The MOII class probable radius = 237 sol for a diameter = 696342km x 237 sol radii x 2 = 330,066,108 km diameter. Narsil star is one big star. A red giant.

100 diameters (narsil star) = 33,006,610,800 km
33 billion km.

It is possible that Narsil is a satellite (undetermined)

Narsil is probably in the habitable zone since it has water. Habitable zone around an M0II star is 67 AU.
Let's place the planet in Orbit 10 at 77 AU. So it would be quite cool.

Narsil Orbital distance = 77 AU x 150 million km is 11.5 billion km.

But 100 diameters of the Narsil star is 33 billion km.

And the planet Narsil orbits at 11.5 billion km.

Clearly, 11.5 billion km is less than 33 billion km.

Therefore Narsil is far within the gravity field of the Narsil star.

After exiting Jump a starship would have to traverse some 21.5 billion km (at least) to reach Narsil.

How long would that take? That is the subject of another post...


Thanks for reading.

 

[BRover]

Duke Craig,

I get all that. I'm wondering if having two close stellar masses would change the equation--might you get out the requisite 100 stellar diameters from both, only to find that the "gravity gradient" is still too steep for a safe jump? I'm thinking it might--terrestrial planets max out at about 1-2G, Jupiter and its ilk are higher--2.5+G easily. Stars proper get even higher surface Gs, and so even 100 diameters out would have a higher "residue" of gravity. After all, with the inverse square law, 100 diameters = 200 radius, giving 0.0025% surface gravity--but if you start at, say, 5G, it's still higher than comfortable--and if you start with two similar fields. . . .

Or is is just the proximity of a substantial mass too close that is somehow the problem? (And what might be the cause that reaches out such a distance?)

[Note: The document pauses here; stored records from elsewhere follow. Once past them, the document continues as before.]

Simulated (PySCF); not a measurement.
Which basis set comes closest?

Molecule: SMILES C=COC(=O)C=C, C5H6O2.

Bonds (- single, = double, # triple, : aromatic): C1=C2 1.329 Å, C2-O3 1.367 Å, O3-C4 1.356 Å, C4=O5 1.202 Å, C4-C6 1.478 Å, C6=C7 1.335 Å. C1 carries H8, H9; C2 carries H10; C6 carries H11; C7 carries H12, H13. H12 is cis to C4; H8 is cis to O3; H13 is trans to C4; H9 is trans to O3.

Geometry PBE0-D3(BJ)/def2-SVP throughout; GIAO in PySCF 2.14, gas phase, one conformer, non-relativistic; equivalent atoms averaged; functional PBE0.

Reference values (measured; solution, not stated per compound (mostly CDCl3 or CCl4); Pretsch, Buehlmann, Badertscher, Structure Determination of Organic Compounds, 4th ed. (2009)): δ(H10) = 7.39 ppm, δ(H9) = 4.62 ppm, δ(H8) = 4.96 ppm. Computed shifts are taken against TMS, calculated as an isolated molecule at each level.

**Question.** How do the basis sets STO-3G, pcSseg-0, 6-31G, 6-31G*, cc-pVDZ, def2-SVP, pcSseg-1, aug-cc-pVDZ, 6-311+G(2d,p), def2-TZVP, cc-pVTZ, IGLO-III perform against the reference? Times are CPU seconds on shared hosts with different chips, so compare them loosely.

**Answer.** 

I think that math seems right . . .

 

[Duke Craig]

Duke Craig,

I get all that. I'm wondering if having two close stellar masses would change the equation--might you get out the requisite 100 stellar diameters from both, only to find that the "gravity gradient" is still too steep for a safe jump? I'm thinking it might--terrestrial planets max out at about 1-2G, Jupiter and its ilk are higher--2.5+G easily. Stars proper get even higher surface Gs, and so even 100 diameters out would have a higher "residue" of gravity. After all, with the inverse square law, 100 diameters = 200 radius, giving 0.0025% surface gravity--but if you start at, say, 5G, it's still higher than comfortable--and if you start with two similar fields. . . .

Or is is just the proximity of a substantial mass too close that is somehow the problem? (And what might be the cause that reaches out such a distance?)

I think that math seems right . . .

You have covered a fair bit of ground there.

I think that math seems right . . .

Thanks BRover.

I'm wondering if having two close stellar masses would change the equation--might you get out the requisite 100 stellar diameters from both, only to find that the "gravity gradient" is still too steep for a safe jump?

Its a good question. The maths for that question is here.
https://en.wikipedia.org/wiki/N-body_problem


This also might help with that problem: Chapter 2 Gravitational Dynamics https://home.strw.leidenuniv.nl/~spz/publ/Chapter2.pdf
It would also be an integral of that problem based on relative positions of the bodies. I'm not likely to run through that problem on here. I don't think anyone would care to read it. o: It would more than likely be part of a PhD Thesis in astrophysics.


Thanks for reading.

 

[whartung]

While some objects overlap, once you're out of "100D from anything", you're safe -- overlap or no. Now, is the overlap zone "extra" perilous? i.e. if there's a chance for mishap when 100D from one object, what is it when you're within the zone for more than one object.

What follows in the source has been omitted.